About the Role
The AI/ML Support Automation Analyst will be a key member of the KSL AI Support Team, focusing on MLOps infrastructure, container orchestration, and workflow automation at a supercomputing scale.
This role is responsible for developing and maintaining secure, OCI-compliant container images, robust CI/CD pipelines, and cloud-native MLOps workflows that enable researchers to efficiently deploy and manage AI/ML workloads. The Analyst will bridge the gap between cutting-edge Kubernetes-based infrastructure and the diverse needs of the research community, contributing to governance, technical enablement, and community development initiatives.
Responsibilities
MLOps and Container Development
-
Providing timely and useful user support via telephone, walk-in, email, and ticketing system submissions for all types of inquiries.
-
Maintain high customer service standards in dealing with and responding to user issues and questions.
-
Develop and maintain secure, OCI-compliant, and HPC-ready AI/ML and data science software container images.
-
Design and implement robust MLOps workflows and pipelines at supercomputing scale.
-
Develop and maintain CI/CD pipelines for reproducible infrastructure and workflow deployment.
-
Design and deploy APIs for AI/ML services and inference endpoints.
-
Implement and manage Kubernetes-based orchestration, including CNI, CSI, and service mesh configurations and optimization.
-
Deploy and maintain container registries (Harbor) and model registries (MLFlow, Kubeflow Model Registry).

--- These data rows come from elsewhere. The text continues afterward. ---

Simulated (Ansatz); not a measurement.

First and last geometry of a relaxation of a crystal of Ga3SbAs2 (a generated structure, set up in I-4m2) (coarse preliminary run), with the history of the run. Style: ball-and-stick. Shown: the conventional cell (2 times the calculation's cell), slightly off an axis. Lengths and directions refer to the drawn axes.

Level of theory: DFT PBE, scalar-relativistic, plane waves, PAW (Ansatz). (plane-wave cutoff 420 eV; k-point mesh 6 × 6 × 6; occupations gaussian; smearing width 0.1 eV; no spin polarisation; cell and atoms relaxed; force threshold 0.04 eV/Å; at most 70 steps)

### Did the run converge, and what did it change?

Governance and Compliance Support
-
Assist in computational readiness reviews for AI research projects.
-
Assist in AI model and artifact control reviews to ensure compliance with institutional standards.
-
Provide consultation to users on efficient resource usage for AI/ML and MLOps workflows.
-
Ensure container images and workflows comply with security policies and best practices.
-
Support the implementation of usage monitoring and reporting systems.
Performance and Benchmarking
-
Perform performance debugging and tuning of MLOps and cloud-native workflows.
-
Develop and maintain AI/ML and MLOps workload benchmarks for procuring new systems.
-
Create and maintain regression testing workloads for existing clusters.
-
Deploy and maintain observability and resource monitoring stacks using Prometheus, Grafana, NVIDIA DCGM, and Grafana Loki.
-
Contribute to technology evaluation and benchmarking exercises for future infrastructure investments.
Training and Documentation
-
Create comprehensive training content for users on MLOps platforms, Kubernetes, and containerization.
-
Develop and maintain high-quality user documentation for automation tools and workflows.
-
Support the delivery of workshops on CI/CD, container orchestration, and MLOps best practices.
-
Contribute to knowledge transfer initiatives within the KAUST research community.
-
Provide one-on-one consultation to researchers on efficient use of automation infrastructure.
Qualifications
-
Bachelor's or master’s degree in computer science, Data Science, Computational Science, Artificial Intelligence, or a related field.
-
Certifications such as CKA (Certified Kubernetes Administrator), CKAD (Certified Kubernetes Application Developer), CKS (Certified Kubernetes Security Specialist), or CNPE (Certified Cloud Native Platform Engineer) are highly valued.
Required Skills
-
Demonstrated experience developing robust and complex MLOps pipelines.
-
Hands-on experience with API design and deployment.
-
Experience developing robust and portable CI/CD pipelines for reproducible infrastructure and workflow deployment.
-
Experience supporting researchers or working in academic/research computing settings preferred.
Technical Skills - Essential
-
Kubernetes: Strong expertise in Kubernetes, Container Network Interface (CNI), Container Storage Interface (CSI), and Service Mesh.
-
MLOps: Experience developing and maintaining MLOps pipelines and workflows.
-
CI/CD: Proficiency in building CI/CD pipelines for infrastructure and application deployment.
-
Containerization: Experience building secure, OCI-compliant container images.
-
API Development: Experience in API design, development, and deployment.
-
Programming: Proficiency in Python; experience with Go, Bash scripting.
-
Linux: Strong Linux/Unix systems administration skills.
Technical Skills - Desired
-
Experience with ArgoCD, Airflow, DASK, Spark for workflow orchestration.
-
Experience with Kubeflow, KServe, and Seldon for ML serving and pipelines.
-
Experience deploying and maintaining observability stacks (Prometheus, Grafana, NVIDIA DCGM, Grafana Loki).
-
Knowledge of Model Context Protocol (MCP) and agentic frameworks.
-
Experience deploying inference services at scale.
-
Experience deploying and maintaining container registries (Harbor) and model registries (MLFlow, Kubeflow Model Registry, Artifact Hub).
-
Experience with GitOps practices and Infrastructure as Code (Terraform, Ansible).
-
Experience with HPC schedulers (SLURM) and HPC-cloud integration.